Asian Shares Skid As Commodities Drop
By Hideyuki Sano
TOKYO (Reuters) -- Asian shares looked vulnerable on Friday after commodity prices plunged to multi-year lows on worries that softer global growth may exacerbate the supply glut, while U.S. Federal Reserve officials kept beating the drum for a rate hike next month.
MSCI's broadest index of Asia-Pacific shares outside Japan fell 0.5 percent, led by losses in resource shares. Japan's Nikkei shed 1 percent.
Copper, often seen as a good gauge of the world's economic health because of its extensive industrial use, fell to a six-year low of $4,800 per ton, breaking below its August trough. Oil prices also fell near 6-1/2-year lows touched in August, when the world's financial markets were gripped by fear of hard landing for the Chinese economy.
U.S. crude futures fell to a 2-1/2 month low of $41.54 per barrel on persistent rise in U.S. stockpiles and last stood at $41.60.
Brent crude futures fell 3.9 percent on Thursday to $44.04 per barrel, edging near their 6-1/2-year low of $42.23.

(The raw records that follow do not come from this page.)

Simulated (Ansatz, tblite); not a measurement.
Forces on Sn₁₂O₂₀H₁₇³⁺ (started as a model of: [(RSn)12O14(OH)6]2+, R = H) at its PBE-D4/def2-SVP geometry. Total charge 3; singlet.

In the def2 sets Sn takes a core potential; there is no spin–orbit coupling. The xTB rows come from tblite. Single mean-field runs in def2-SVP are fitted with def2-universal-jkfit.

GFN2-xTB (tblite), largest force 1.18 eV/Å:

Highlighting the woes affecting oil producers, OPEC said in its monthly report on Thursday that its output dropped in October but at current levels it could still produce a daily surplus above 500,000 barrels by 2016.
"The oil stockpile kept rising. U.S. crude futures look set to test, and will probably fall below, $40. Data from China so far this week is showing no sign that growth might be picking up," said Masahiro Ichikawa, senior strategist at Sumitomo Mitsui Asset Management.
Gold also hit a six-year low of $1,074.30 per ounce, extending its loss so far this month to 5.8 percent.
Precious metals, which pay no interest or dividend, are losing their shine as the U.S. Federal Reserve moves closer to raising rates next month, ending many years of zero interest rates.
Various Fed officials on Thursday lined up behind a likely December interest rate hike.
Stanley Fischer, the Fed's second-in-command, said U.S. inflation should rebound next year, noting that the central bank could move next month to raise interest rates.
New York Fed President William Dudley said the risk of waiting too long was now roughly in balance with the risk of moving too soon to normalize rates.
None of these factors, however, significantly moved interest rate futures, which many analysts think are still pricing in a roughly 70 percent chance of a rate hike in December.
That pricing points to investor concerns about potential downside risks to the world economy. Commodity markets are viewed as among the weakest and therefore most risky elements.
Against this backdrop, energy shares led the U.S. S&P 500 Index to post its biggest fall since late September to a three-week low.
MSCI's ACWI, the index compiler's broadest gauge of world shares covering 46 markets, fell to its lowest level in a month, having slipped 3.2 percent from its 2 1/2-month touched on Nov 4.
In a sign of rising market stress, the CBOE volatility index rose to one-month high of 18.50.
In the currency market, the dollar edged back from Tuesday's seven-month high against a basket of currencies, with the dollar index at 98.55, down from high of 99.50 set on Tuesday.
The euro edged up to $1.0809, reversing an earlier fall to $1.0691 on Thursday after European Central Bank chief Mario Draghi singled out the currency's more robust performance since May as one driver for a "weakening" outlook on inflation.
The dollar traded at 122.56 yen, off Monday's 2 1/2-month peak of 123.60.
Friday will see a deluge of data, including euro zone countries' GDP as well as U.S. retail sales figures.